In the following pages, I will examine the nature of the Jews’ historical rights over the land of Israel and its role within the Zionist discourse. As I will try to demonstrate here, the Zionist movement’s employment of the historical rights argument in order to establish the land of Israel as the preferred location—or perhaps even the only possible site—for the fulfillment of Jewish national aspirations was, in fact, justified, especially in view of the various threats faced by the Jewish people in the first half of the twentieth century. Invoking this argument was justified particularly if it is understood to stem not from the primacy of the Jews in the land of Israel (henceforth, “the first occupancy claim”), but rather from the primacy of the land of Israel in Jewish history (“the formative territory claim”).
However, historical rights in themselves are not enough to justify the Jewish demand for territorial sovereignty over the land of Israel or even parts of it. Rather, historical rights may be considered in order to determine the specific geographical location in which Jewish self-determination may come to be realized. This fundamental distinction—between invoking the historical rights argument in order to justify demands for territorial sovereignty, and employing the historical rights argument in order to determine the specific geographical site for the realization of a nation’s right to self-determination—was not lost on several of Zionism’s most prominent leaders, such as Chaim Weizmann, David Ben-Gurion, and even Ze’ev Jabotinsky. In their statements, as well as in the declarations issued by prominent national institutions such as the Zionist Congress and the Jewish Agency, one can detect varying degrees of awareness of the complex nature of the historical rights argument and its limitations.

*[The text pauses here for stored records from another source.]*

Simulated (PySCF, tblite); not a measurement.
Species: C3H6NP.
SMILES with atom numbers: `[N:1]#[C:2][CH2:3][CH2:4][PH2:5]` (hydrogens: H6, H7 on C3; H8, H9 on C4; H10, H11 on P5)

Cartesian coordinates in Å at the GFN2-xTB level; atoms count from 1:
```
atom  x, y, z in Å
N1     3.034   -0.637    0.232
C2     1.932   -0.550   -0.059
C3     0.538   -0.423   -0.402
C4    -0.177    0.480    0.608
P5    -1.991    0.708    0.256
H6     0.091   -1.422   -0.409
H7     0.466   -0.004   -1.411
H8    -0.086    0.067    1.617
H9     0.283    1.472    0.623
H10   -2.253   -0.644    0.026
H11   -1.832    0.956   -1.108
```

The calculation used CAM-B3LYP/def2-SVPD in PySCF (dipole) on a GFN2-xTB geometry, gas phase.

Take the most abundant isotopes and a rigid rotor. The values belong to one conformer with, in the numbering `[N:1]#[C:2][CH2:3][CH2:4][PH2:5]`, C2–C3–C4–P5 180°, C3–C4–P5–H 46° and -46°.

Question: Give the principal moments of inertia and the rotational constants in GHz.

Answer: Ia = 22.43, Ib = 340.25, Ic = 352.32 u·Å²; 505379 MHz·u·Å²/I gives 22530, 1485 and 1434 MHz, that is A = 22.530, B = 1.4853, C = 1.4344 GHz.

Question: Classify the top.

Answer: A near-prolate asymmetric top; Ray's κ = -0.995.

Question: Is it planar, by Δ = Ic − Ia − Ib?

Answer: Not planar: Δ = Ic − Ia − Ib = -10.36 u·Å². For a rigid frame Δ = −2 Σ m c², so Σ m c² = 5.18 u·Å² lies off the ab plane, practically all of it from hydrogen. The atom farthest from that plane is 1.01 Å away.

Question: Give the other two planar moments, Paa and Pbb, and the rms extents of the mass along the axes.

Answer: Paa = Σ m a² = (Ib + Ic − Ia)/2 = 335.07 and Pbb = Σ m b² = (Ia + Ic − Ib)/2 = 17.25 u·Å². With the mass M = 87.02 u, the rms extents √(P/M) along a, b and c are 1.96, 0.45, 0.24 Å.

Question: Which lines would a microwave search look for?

Unfortunately, when one examines the fierce political debate held within Israel on the issue of its borders after the Six Day War, the participants in this debate do not seem to exhibit any awareness of the complexity of the concept of historical rights. This applies even to those who purport to represent the legacy of the great Zionist leaders mentioned above. The conclusions of the analysis presented below are worth considering as long as the concept of historical rights remains on the public agenda.
II
It is important to distinguish between the determination of the geographical site of the right to national self-determination on the one hand, and, on the other hand, justifying the right itself, its institutional form, and its territorial scope. Unlike historical rights, which are acquired by virtue of specific events in which the specific claimant to such rights was involved, the right to self-determination could be said to be ahistorical. The groups that have it are entitled to it by virtue of belonging to a general category (namely, being a nation) and not by virtue of any particular events in their history.3 If historical rights alone constitute the justification for the right to territorial sovereignty, then they necessarily serve also to provide the answers to questions concerning the appropriate geographical site, territorial scope, and institutional form of the right to national self-determination. For if historical rights give rise to territorial sovereignty, they necessarily presuppose a statist realization of self-determination within the whole area with respect to which the historical rights are claimed. On the other hand, justifying the ahistorical right to national self-determination, for example, by means of the argument that it enables individuals to live their lives within the framework of their culture does not predetermine what the appropriate institutional framework of such self-determination should be (for instance, personal autonomy in various areas, territorial autonomy, or sovereignty in the framework of a nation state), what its territorial scope ought to be (assuming that it concerns territorial self-determination), or where the appropriate geographical site for the realization of this self-determination should be. Historical rights could constitute a solution to this third problem concerning the site of the territory designated for self-determination, without necessarily determining its institutional character and the scope of the territories in which self-determination is realized.4
The difference between using the historical-rights argument as the basis for determining the site of the right to self-determination, and invoking the same argument as the basis for asserting political sovereignty and engaging in territorial expansion is of great normative significance. Put simply, the latter is morally questionable. The historical-rights argument cannot justify the right to territorial sovereignty, and it also cannot serve as a basis for determining its scope. Given the scarcity of resources and space in the world, basing sovereignty rights and their territorial scope on historical rights could endanger the livelihood and autonomy of many peoples. Jean-Jacques Rousseau stated this point clearly in The Social Contract: “How can one man or a whole people take possession of vast territories, thereby excluding the rest of the world from their enjoyment, save by an act of criminal usurpation, since, as the result of such an act, the rest of humanity is deprived of the amenities for dwelling and subsistence which nature has provided for their common enjoyment?”5
Rousseau’s critique pertains to people physically present in the territories over which they seek to establish territorial sovereignty. It is all the more applicable to nations which attempt to renew their physical presence in territories where they lived many generations ago. If such nations invoke historical rights to claim territorial sovereignty, then accepting this claim would not only make it impossible for these territories to be used later to satisfy the basic and/or important needs of other people who might need these territories. It would also increase the risk of uprooting people already living there, and it would necessarily lead to their subordination to foreign rule.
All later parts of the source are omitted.